Nevada lawmakers approved a $335 million incentive package to attract upstart electric carmaker Faraday Future's billion-dollar factory to a hard-hit Las Vegas suburb, even though the company has yet to unveil a concept car or bring a product to market.
The state Assembly voted overwhelmingly in favor of the deal Saturday, after a four-day special session in Carson City. Lawmakers learned last week that Chinese billionaire Jia Yueting was backing the secretive California-based company, which employs some former Tesla Motors executives, and that Faraday plans to bring 4,500 direct jobs to Nevada.
"This is a watershed moment," said Democratic state Sen. Pat Spearman, whose district encompasses part of recession-battered North Las Vegas. "I will be happy to go back to my constituents and say the darkness that has overshadowed us has lifted."
The Senate already approved the four bills implementing the agreement. Republican Gov. Brian Sandoval, who's championed the deal as a boon to Nevada, planned to sign them.
The deal comes a little more than a year after state lawmakers approved a $1.3 billion incentive package to land a massive Tesla battery factory outside of Reno. Nevada officials said the deals are reshaping and diversifying the state's economy after decades of tying its fate to casinos.
"This is a huge win for Southern Nevada," said the Las Vegas Global Economic Alliance, a key proponent of the deal. "Nevada is quickly becoming the launching pad for ambitious companies that will play a critical role in reshaping the way we think about transportation."
Nevada triumphed over California, Louisiana and Georgia in the bid to land the factory. The state will offer $215 million in tax credits and abatements, and publicly finance $120 million in infrastructure improvements at an underdeveloped industrial park in the City of North Las Vegas.
While Nevada is known for its libertarian leanings and lack of a state income tax, people who hammered out the deal say other factors ultimately won the company over.

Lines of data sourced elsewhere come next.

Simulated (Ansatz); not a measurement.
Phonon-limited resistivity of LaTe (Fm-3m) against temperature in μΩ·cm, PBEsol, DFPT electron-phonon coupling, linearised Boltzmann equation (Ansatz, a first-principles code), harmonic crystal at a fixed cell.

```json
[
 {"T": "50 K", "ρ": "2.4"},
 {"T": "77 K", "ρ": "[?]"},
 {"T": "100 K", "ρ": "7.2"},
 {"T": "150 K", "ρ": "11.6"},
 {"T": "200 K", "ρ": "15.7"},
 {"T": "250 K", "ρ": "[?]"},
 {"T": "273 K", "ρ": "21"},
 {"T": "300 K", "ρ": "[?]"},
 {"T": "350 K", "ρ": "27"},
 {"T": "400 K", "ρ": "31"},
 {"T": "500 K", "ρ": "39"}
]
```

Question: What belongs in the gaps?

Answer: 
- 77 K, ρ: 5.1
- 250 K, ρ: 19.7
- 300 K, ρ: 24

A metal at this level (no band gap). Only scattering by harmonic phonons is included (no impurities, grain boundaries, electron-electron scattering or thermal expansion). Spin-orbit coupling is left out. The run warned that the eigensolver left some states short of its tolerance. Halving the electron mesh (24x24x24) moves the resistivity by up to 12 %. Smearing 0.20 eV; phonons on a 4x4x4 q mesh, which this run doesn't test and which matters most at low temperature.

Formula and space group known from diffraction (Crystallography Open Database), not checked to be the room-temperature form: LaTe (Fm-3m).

"It's not just about the tax environment. It's about the education, the workforce development, the willingness that we have and turn on a dime in some senses and say, 'Please come to our state,'" said Republican Assembly Majority Leader Paul Anderson. "We are known now internationally as a place to come and do business. We need to keep the momentum going."
Skeptics included Republican Assemblyman Ira Hansen, who questioned the company's Chinese backing and said he wouldn't trust such an untested firm with his personal investments or with the state's.
Nevada officials who negotiated the deal testified that they built protections into the bills that acknowledge the company's short history. Faraday won't be able to tap into all of its abatements until it meets a $1 billion investment threshold.
Sandoval said Faraday hopes to break ground in January. Improvements at the arid industrial park, including planned water service, are expected to activate the sleepy site and attract other major tenants every few months, according to North Las Vegas Mayor John Lee.
"This truly is a high point in the history of North Las Vegas and the state of Nevada," he said.